MCP Formalized OAuth 2.1
When I wrote the IETF post in March, MCP auth was fragmented. Now there’s a spec, a direction, and vendor implementations building to it. O’Reilly Radar confirms that “MCP describes a protected server as an OAuth 2.1 resource server, with the MCP client acting as an OAuth client making requests on behalf of a resource owner.”
Session-scoped authorization is emerging as the enterprise pattern: access time-limited to a specific task, expires automatically, human must approve renewal. This is the closest thing to what I described in the delegation post as the right model. It’s landing in product, not just drafts.
Vendor Productization
Microsoft Entra Agent ID, Okta positioning agents as first-class identities, identity vendors building MCP-native auth layers. This matters less for the standards argument and more for adoption: the “wait until vendors catch up” reason for pausing is weaker now.
What Is Still Not Solved
This section belongs here, not as a footnote.
Cross-domain delegation remains the hardest open problem. I said this in March. It’s still true. Within one trust domain, the direction is clearer. Across domains (different organizations, different identity systems, different control planes) scope attenuation, revocation propagation, and audit continuity are genuinely unsolved. The Authorization Propagation paper identifies three sub-problems: transitive delegation, aggregation inference, and temporal validity. It states the field is “converging on the problem, but not yet on a complete architecture.”
Runtime revocation at hop three has no clean solution. If A’s authorization is revoked, C should stop. In practice, most systems can’t propagate that signal in time or don’t try.

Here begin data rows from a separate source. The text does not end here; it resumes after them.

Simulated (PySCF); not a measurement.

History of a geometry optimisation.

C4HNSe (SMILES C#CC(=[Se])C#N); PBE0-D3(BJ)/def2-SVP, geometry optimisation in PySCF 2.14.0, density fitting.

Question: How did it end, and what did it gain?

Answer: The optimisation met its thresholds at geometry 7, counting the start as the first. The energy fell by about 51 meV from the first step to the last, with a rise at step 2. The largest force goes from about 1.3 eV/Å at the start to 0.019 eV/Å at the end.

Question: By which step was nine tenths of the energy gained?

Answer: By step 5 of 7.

Intent drift and delegation lineage is still the place where authorization breaks down in practice. Not because the token expired but because the chain has drifted. The Berkeley Technology Law Journal adds a dimension I hadn’t considered deeply in March: “When a coordinator agent autonomously selects and delegates to specialist agents across provider boundaries, the delegation itself is an emergent runtime decision, no human chose the specific combination of agents that executed the task.” The revocation question isn’t just technical. It has legal liability implications that current frameworks aren’t built for.
Next Steps
Five priorities, in order of what you can act on now:
-
Treat agent identity as a workload identity problem, not a user identity extension. SPIFFE or equivalent, short-lived, dynamically provisioned. The IETF AIMS model is a useful audit checklist even before any of it becomes an RFC.
-
Implement session-scoped authorization for any agent with access to consequential tools. Time-bound to the task, not the session. Human renewal required.
-
Separate actor from principal in every log. The agent that took the action isn’t the principal on whose behalf it acted. If your observability layer collapses these, you don’t have a real audit trail. O’Reilly Radar captures the failure mode: “The logs may show that a service called another service. But they can’t show that the delegation itself was authorized.”
-
Map your delegation chain and ask the revocation question explicitly: if authority is revoked at hop one, what happens at hop three? If you don’t have an answer, you have a gap worth naming before a regulator names it for you.
-
Start within your trust domain. Don’t wait for cross-domain delegation to be solved before building anything. Get the identity and lineage model right there first. The cross-domain problem is real but it shouldn’t block progress on the piece you can control.
Source: arxiv.org/html/2604.02767v1 (SentinelAgent paper)
Where This Leaves the Series
The decision engine I described last week needs identity to function, not as a feature integration but as the layer that makes authority fields resolvable, quarantine decisions enforceable, and delegation depth visible. The runtime contract can’t be explicit about who holds override authority if “who” isn’t a cryptographically verifiable answer.
The industry is far enough along to build concretely within a single trust domain. Not far enough to claim cross-domain delegation is solved. That’s the honest position, and it’s more useful than either silence or overclaiming.
The governance stack isn’t broken. It was built on an assumption nobody wrote down. Now you can write it down.